If you like Spitting Image style humour, and don't rate Ronnie Reagan as a world-class thinker, then you're going to love this wonderfully tacky little adventure from Eighth Day.
Eighth Day is a small outfit working using Gilsoft's Quill add-on utilities to turn out no-frills adventures at a very decent price.
But that doesn't stop them producing adventures which look more like they've had the attention of a whole dormitory full of backroom boys. Eighth Day scores consistently highly on both plot and on screen presentation, and has done for two or three years now.
The latest package from their headquarters in deepest Merseyside is a subversive little number called Ronnie Goes to Hollywood, which is certain to get them top billing on the CIA's computer list of dangerous free radicals.
An irreverent treatment in words and pictures (text and graphics in other words) of the day-to-day tribulations of being the leader of the free world and having to run a country at the same time as getting your toupee to stay on. You have to juggle the problems of the world while keeping your popularity up and your truss straight.
If you don't perform properly (on television), then you run the very real danger of being impeached. That's an American word meaning you lose.
You begin the game safe and snug in your bed at the White House. Or not so safe, as there's a rather nasty looking limpet mine ticking away at the bottom of your bed. To action! Pausing only to find your wig, your truss and your clothes, you have to sally forth and deal with the White House Press Corps.
From the White House, your peregrinations will take you on a fascinating journey involving side trips to a message parlour, the headquarters of the CIA, the Russian Embassy, Ireland, Geneva and, of course, Hollywood. As the old sixties radicals used to say, make tracks not war.
Along the way, you are going to have to expose fiendish and utterly heinous plots by those infiltrating Commie chaps, and enlist the aid of those good ole boys, the all-American heroes Frank Sinatra and his Italian buddies, the Seventh Cavalry and the Ku Klux Klan.
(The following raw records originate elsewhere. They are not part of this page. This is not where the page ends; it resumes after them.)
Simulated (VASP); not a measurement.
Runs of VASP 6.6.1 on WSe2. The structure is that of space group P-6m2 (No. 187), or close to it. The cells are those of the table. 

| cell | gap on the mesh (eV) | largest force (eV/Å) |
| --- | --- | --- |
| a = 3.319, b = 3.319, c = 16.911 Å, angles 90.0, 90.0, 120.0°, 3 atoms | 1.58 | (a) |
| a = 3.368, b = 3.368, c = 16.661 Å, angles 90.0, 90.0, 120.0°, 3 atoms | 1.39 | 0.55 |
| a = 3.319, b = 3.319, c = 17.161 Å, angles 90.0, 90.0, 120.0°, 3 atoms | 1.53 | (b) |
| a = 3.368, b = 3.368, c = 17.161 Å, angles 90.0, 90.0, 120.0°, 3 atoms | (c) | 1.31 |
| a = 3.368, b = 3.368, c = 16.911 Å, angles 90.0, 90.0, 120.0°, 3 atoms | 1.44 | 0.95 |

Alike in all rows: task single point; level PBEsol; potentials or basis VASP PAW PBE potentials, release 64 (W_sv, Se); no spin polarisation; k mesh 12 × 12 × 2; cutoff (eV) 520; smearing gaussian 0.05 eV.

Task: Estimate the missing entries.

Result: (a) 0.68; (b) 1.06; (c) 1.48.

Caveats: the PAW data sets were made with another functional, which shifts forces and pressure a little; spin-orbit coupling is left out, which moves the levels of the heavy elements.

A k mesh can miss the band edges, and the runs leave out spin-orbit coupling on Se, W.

With that sort of help, how can you fail to make democracy safe for the world again?
The text is pretty straightforward, with clean, snappy location descriptions and no superfluous persiflage (leave it out with the fancy stuff - Ed) or unnecessary words. The graphics, of which there are around fifteen, are excellent, each cleverly presented to look like frames from a movie.
Everything moves along at a fast pace, and there seem to be few problems communicating with the program.
Unfortunately, simply solving the adventure as such isn't enough with this program. At all times, you have to be constantly keeping an eye on your greatest enemy - the great American public. Yes, if your popularity ever falls below that of the latest game show host or cult guru, you could be in trouble. Become too unpopular, and you'll get ousted as president.
You can keep an eye on your popularity by typing in Score, which will tell you how many people love you and, every so often, you'll get the opportunity to make really important decisions about the day to day problems of running the world's greatest democracy. Various options will be presented on the White House computer screen, and it will be up to you to choose the right one.
It's all fairly zippy and amusing, as well as being subversive in the extreme. There is plenty to laugh at. as well as a fair amount to wince at.
An excellent spoof, in fact.
Label: Eighth Day, 18 Flaxhill, Moreton, Wirral, Merseyside L46 7UH
Author: Michael White
Reviewer: Gary Rook
Excellent spoof adventure from a now well established budget company. Well worth the money.